Container ships make record losses on Asia-to-Europe route

Shipping lines are losing a record $141 for each container they haul to Europe from Asia, the world’s second-largest trade route for the boxes, as slowing economies dent demand, ACM/GFI said, Manila Bulletin reports.
Companies are losing money even at a freight rate of $649 a container because of a fuel surcharge of $790 for each box, Mels Boer and Cherry Wang, container-derivatives brokers at ACM/GFI, said in a report e-mailed Oct. 28. Losses were at the highest level last week since a tally of rates began in March 2009, Wang said.
“Current rates on the route Asia to Europe are way lower than the lows seen in 2009,” said ACM/GFI, a joint venture between London-based ACM Shipping Plc and GFI Group Inc., located in New York. Shipping companies were losing $41 for each 20-foot box in June that year, according to the report.
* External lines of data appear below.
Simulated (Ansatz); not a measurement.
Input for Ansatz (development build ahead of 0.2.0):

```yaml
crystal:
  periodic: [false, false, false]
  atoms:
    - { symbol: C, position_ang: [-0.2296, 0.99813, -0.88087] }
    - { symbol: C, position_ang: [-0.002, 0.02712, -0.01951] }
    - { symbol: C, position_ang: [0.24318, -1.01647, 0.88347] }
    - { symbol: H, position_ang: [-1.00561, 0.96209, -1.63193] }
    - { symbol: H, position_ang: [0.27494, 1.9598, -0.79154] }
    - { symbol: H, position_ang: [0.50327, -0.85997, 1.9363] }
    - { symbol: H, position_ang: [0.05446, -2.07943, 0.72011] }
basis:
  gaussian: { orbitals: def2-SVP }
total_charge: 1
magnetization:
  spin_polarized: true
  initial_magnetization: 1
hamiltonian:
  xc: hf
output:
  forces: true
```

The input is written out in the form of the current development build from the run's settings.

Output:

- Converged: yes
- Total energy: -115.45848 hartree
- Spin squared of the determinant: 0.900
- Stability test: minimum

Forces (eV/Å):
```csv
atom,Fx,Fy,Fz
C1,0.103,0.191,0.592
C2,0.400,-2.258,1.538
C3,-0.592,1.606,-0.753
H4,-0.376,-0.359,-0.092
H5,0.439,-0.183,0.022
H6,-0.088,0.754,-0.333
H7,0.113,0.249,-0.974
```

Weakening economies are cutting demand for goods shipped in containers as fuel prices rise and an expanding fleet depresses freight rates to levels last seen in 2009, Nomura Equity Research analysts including Andrew Lee said in an Oct. 24 report. Neptune Orient Lines Ltd., Asia’s third-biggest container line, reported a third straight quarterly loss Thursday.
ACM/GFI got its freight cost from a weekly index produced by the Shanghai Shipping Exchange for the rate to northwest Europe from Shanghai that includes fuel and all other surcharges. For the fuel surcharge, it cited a formula for shipping a container to Rotterdam from China used by Maersk Line, the largest operator on the route.
Freight rates for Shanghai-to-northwest Europe shipments fell 4.1 percent in the week ended Oct. 28, the eighth drop in nine, the Shanghai exchange’s index shows. Rates reached a record high of $2,165 in March 2010, according to Boer. The cost to haul a 40-foot container to the U.S. from Asia gained $8 to $1,494, ACM/GFI said, citing the exchange.
Higher prices mean fuel now accounts for between 50 percent and 70 percent of container lines’ costs, compared with 30 percent in 2008-09, Wang said.
Container trade contracted for the first time in its 50- year history in 2009 as shipments to the U.S. and Europe from Asia, the world’s two largest trade lanes for the boxes, plunged 21 percent by volume before rebounding in 2010, according to Clarkson Research Services Ltd., a unit of the world’s biggest shipbroker.